More On Continuous Partial Attention

Stephen DeAngelis

February 19, 2007

In a follow-up post to the first of my two blogs on Harvard Business Review’s 2007 Breakthrough Ideas [HBR 2007 Breakthrough Ideas, Part 1] ZenPundit Mark Safranski tied Linda Stone’s idea of Continuous Partial Attention to work being done by Dave Davidson on visualization [Information Velocity: Knowledge Opportunities or White Noise?]. Safranski writes:

“It occurred to me from Stone’s use of the term ‘scanning’ that ‘continuous partial attention’ is a behavior that probably has a strong evolutionary base as it would offer obvious survival advantages to early humans who manifested that kind of alert and reactive perception to minor changes in the immediate environment. A behavior that can be relaxed when we are in locales where our need for safety and security are relatively assured norms. Scanning for information in Continuous Partial attention increases the velocity of information flow to the brain and we would be constantly assessing the value of the given information in terms of ‘spending’ our attention by increasing our focused concentration and going ‘deeper.’ Judiciously practiced, continuous partial attention would yield certain efficiencies in terms of time saved and increased probability for generating bursts of insight. These would be moments where real learning could potentially take place, opportunities to acquire or, add to, useful knowledge.”

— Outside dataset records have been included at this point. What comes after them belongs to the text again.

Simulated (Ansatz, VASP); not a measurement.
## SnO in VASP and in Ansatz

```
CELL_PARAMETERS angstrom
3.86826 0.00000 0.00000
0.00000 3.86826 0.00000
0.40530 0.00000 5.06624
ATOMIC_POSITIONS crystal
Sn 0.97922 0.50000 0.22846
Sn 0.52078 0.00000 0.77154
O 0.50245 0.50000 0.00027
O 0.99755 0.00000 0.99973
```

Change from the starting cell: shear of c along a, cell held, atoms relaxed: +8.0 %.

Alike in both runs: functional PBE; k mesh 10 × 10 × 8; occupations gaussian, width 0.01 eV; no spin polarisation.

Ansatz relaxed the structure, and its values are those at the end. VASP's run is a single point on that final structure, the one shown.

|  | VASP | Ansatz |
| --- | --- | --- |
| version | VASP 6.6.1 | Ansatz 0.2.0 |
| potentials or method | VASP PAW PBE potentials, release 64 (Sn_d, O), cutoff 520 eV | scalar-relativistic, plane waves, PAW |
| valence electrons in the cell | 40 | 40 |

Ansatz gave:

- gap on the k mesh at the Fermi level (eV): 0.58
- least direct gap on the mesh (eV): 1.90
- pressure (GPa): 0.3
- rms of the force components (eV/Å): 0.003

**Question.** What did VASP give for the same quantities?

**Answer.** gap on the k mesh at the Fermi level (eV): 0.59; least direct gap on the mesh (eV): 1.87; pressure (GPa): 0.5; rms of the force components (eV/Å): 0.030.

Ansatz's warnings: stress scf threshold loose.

When Mark talks about “survival advantages” of being good at continuous partial attention, I conjure up images from Animal Planet’s most successful show Meerkat Manor. Meerkat survival depends on avoiding or confronting threats as a combined group which requires individual attention, connectivity, and combined action.  As a result, Meerkats constantly scan the sky, sniff the air, listen for nearby noises, and visually sweep the surrounding area from as high a perch as they can achieve — all the while being aware where other members of their group are foraging and where the nearest bolt hole is located. Some group members are better at this continuous partial attention than others and they become extremely valuable to the group as a whole. Dave Davidson’s believes we can enhance our CPA ability (even if we’re not naturally gifted at it) through innovative visualization [Who Is Linda Stone and why should we listen to her?] Dave writes:

“It has been my passion since I began posting on this blog 10 months ago to seek ways to provide solutions to this dilemma, solutions which I believe rest on the ideal developed years ago by the architect Ludwig Mies Van Der Rohe. His axiom ‘Less is more’ is my guiding principle. As I find useful tools for compressing and synthesizing the chaos of content on the Internet I will share them with you.

In the past I have referred to challenges like continuous partial attention as part of a complexity gap. It is a challenge that confronts many large organizations, not just individuals. It is an even larger challenge when information from one organization must be shared with another. The best example of this, perhaps, is how information is provided by the intelligence community to fighting forces. How much information should be pushed to fighters (e.g., an anti-aircraft missile has just been fired at your aircraft!) and how much information should be pulled up by the fighters themselves (e.g., is the movement of fishing dhows into this part of the ocean typical behavior this time of year?). In other words, how do you deal with the challenge of providing what the fighter thinks he needs to know as opposed to what do others think he should know? Davidson is correct that proper visualization can go a long ways towards solving this challenge. When the USS Vincennes mistakenly shot down an Iranian airliner, it was engaged in a hot exchange with small boats and thought that the airliner was a military aircraft coming to join the fray. A good visual display would have prevented the tragedy. Had, for example, a computer display showing known commercial flight routes with airplane icons showing whether they were climbing or descending been available, the officer who made the decision to fire could have ascertained the information he had been provided was in error. What the Vincennes had was dark screens filled with green numbers that were constantly changing that were misinterpreted in a tense situation of information overload.

Not all learners, however, are visual learners. When Enterra Solutions addressed this problem, we developed Transparent Intelligent Interfaces that provide information to decision makers in the form they prefer. It continually updates the data the decision maker wants and provides alerts for information he requires but only on an exceptional basis. The name of Davidson’s blog [Thoughts Illustrated] is a good example of how words can be used as effectively as pictures to conjure up clear mental images of what is being discussed. A blending of visualization, numerical data, and words (analogies, metaphors, etc.) ultimately provides the best learning environment and helps reduce (but will never eliminate) the continuous partial attention problem.